Accuracy in Media

A majority of Americans, 56 percent, say the news industry is headed in the wrong direction while 42 percent say it’s heading in the right direction, according to a new report by the Media Insight Project, a joint initiative of the American Press Institute and The Associated Press-NORC Center for Public Affairs Research.

In the age of anonymous sourcing, the survey of more than 2,000 people in the general public found 68 percent say they want journalists to offer more information about the sources or evidence cited in a story.

The survey interviewed 1,127 journalists and found that “Journalists also view the media’s direction more negatively than positively. Sixty-one percent say that the news industry is headed in the wrong direction.”

“Views about the direction of the media correspond with trust,” Nieman Lab reported. “While 73 percent of those who trust the news media generally say the media is headed in the right direction, 92 percent of those who say it is untrustworthy think the media is headed in the wrong direction.”

Republicans are also much more likely to say the press does not accurately cover Republicans and conservatives. Majorities of Republicans say conservatives (53 percent) and their own party (51 percent) are portrayed inaccurately.

Republicans are also the most likely to say that Democrats are not accurately portrayed — over a third (35 percent) say the media covers this group inaccurately — more than twice the proportion of Democrats who say so (15 percent). These opinions among Republicans warrant further assessment to reconnect with this audience.”

The survey found that both the general public and journalists believe people who live in rural areas are not covered accurately.
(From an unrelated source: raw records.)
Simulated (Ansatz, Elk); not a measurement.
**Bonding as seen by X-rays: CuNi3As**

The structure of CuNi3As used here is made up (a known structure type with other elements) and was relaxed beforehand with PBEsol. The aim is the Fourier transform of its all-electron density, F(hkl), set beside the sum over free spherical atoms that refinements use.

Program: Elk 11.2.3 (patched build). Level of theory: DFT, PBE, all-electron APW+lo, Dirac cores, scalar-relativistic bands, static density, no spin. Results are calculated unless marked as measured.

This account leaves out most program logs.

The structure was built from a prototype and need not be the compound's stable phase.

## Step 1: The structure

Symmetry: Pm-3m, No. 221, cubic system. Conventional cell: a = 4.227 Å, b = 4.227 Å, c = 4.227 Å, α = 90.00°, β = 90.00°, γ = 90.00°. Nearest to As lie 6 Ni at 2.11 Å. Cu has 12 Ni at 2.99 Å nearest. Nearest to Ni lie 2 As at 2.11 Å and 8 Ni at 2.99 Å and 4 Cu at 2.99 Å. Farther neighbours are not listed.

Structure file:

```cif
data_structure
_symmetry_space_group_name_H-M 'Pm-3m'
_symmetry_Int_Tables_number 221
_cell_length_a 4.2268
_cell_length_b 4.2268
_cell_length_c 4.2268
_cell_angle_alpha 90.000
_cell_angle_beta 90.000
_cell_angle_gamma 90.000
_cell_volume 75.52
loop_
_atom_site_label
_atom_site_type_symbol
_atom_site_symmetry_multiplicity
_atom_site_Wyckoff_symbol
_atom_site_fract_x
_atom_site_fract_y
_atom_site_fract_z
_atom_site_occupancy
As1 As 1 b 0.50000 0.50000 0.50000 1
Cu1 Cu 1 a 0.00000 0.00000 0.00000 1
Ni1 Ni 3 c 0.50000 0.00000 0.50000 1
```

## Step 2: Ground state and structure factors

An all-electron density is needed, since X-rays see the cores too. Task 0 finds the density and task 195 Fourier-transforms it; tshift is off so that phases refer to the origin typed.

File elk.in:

“Sixty-four percent of Democrats say the watchdog role is extremely/very important, compared to 50 percent of Republicans and 39 percent of independents. In terms of age, adults age 45 and older (61 percent) are more likely than adults under age 45 (45 percent) to think the watchdog role is important.

“And whites (58 percent) are more likely than blacks (42 percent) and Hispanics (46 percent) to say this is important. Finally, education is also a differentiator, with a divide between those with no college (48 percent) and college (66 percent).”